GnuCash  5.6-118-gf3b203f4db+
Globally Unique Identifiers: Design Issues
               Linas Vepstas November 2003

API: GUID

Summary

GUID's are meant to uniquely identify a GnuCash object. However, when that object is backed up (by copying a gnucash data file), the identified object is no longer unique. Book closing is a formalized means of saving older data. If a GnuCash data set is large, and SQL is the storage backend, then making copies of old data can be very wasteful of storage space. However, book closing, by definition, must retain a copy of the data 'as it once was', as an (auditable) historical record. This document debates different alternate schemes resolving the uniqueness, searchability, copies and storage-space issues that come up when handling GUID's on book closing.

Introduction

GUID's are meant to be a way of identifying a given GnuCash entity. Accounts, transactions, splits, prices and lots all have GUID's. GUID's can be used as a reference: by knowing a GUID, the matching entity can be found. Because GUID's are 128 bits long, one could have a billion different GnuCash users in a million different solar systems without worrying about accidentally assigning the same GUID to two different objects. So, given a GUID, one should be able to come up with the object uniquely identified by it, right?

One practical problem is that backup copies of files containing GnuCash data will have the same GUID's as the 'live data'. Because the user may have modified the object, if one looked at the backup copy, one would find more-or-less the same object, but it might have different values (for the amount, the value, the date, the title, etc.) Thus, a single value for a GUID can be associated with several different but similar 'objects'.

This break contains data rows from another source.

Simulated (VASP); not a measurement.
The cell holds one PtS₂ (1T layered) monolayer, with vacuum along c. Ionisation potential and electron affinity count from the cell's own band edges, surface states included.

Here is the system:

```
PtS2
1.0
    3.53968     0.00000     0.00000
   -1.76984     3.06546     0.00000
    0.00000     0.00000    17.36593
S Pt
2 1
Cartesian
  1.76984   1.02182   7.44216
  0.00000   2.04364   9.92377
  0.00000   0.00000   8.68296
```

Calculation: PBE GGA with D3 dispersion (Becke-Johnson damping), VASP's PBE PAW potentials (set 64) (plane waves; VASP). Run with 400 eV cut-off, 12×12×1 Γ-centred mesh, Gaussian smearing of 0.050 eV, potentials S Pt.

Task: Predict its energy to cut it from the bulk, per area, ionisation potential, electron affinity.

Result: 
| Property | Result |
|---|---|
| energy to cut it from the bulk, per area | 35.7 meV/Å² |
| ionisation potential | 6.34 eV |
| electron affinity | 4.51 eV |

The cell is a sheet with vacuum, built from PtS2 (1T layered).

A related practical problem occurs with the 'closing of books', which is a certain formalized way of making a kind of backup. After one has accumulated a lot of financial data, one has to periodically make a permanent record of that data, and then weed through it to throw away old (no longer interesting) transactions. The 'closed book' contains all of the old transactions, while the 'open book' looks just like it (has the same accounts, etc), but doesn't have the old transactions.

The Issue

The current book-closing code makes a copy of the account tree, and sorts all transactions, by date, into the new or the old account tree. With the goal of not confusing the new and the old account trees, the book closing code issues the old accounts a new set of guids. The Pro's & Con's of this scheme:

Pro: The 'old', closed accounts can be uniquely accessed according to their GUID's, without causing confusion with similar/same.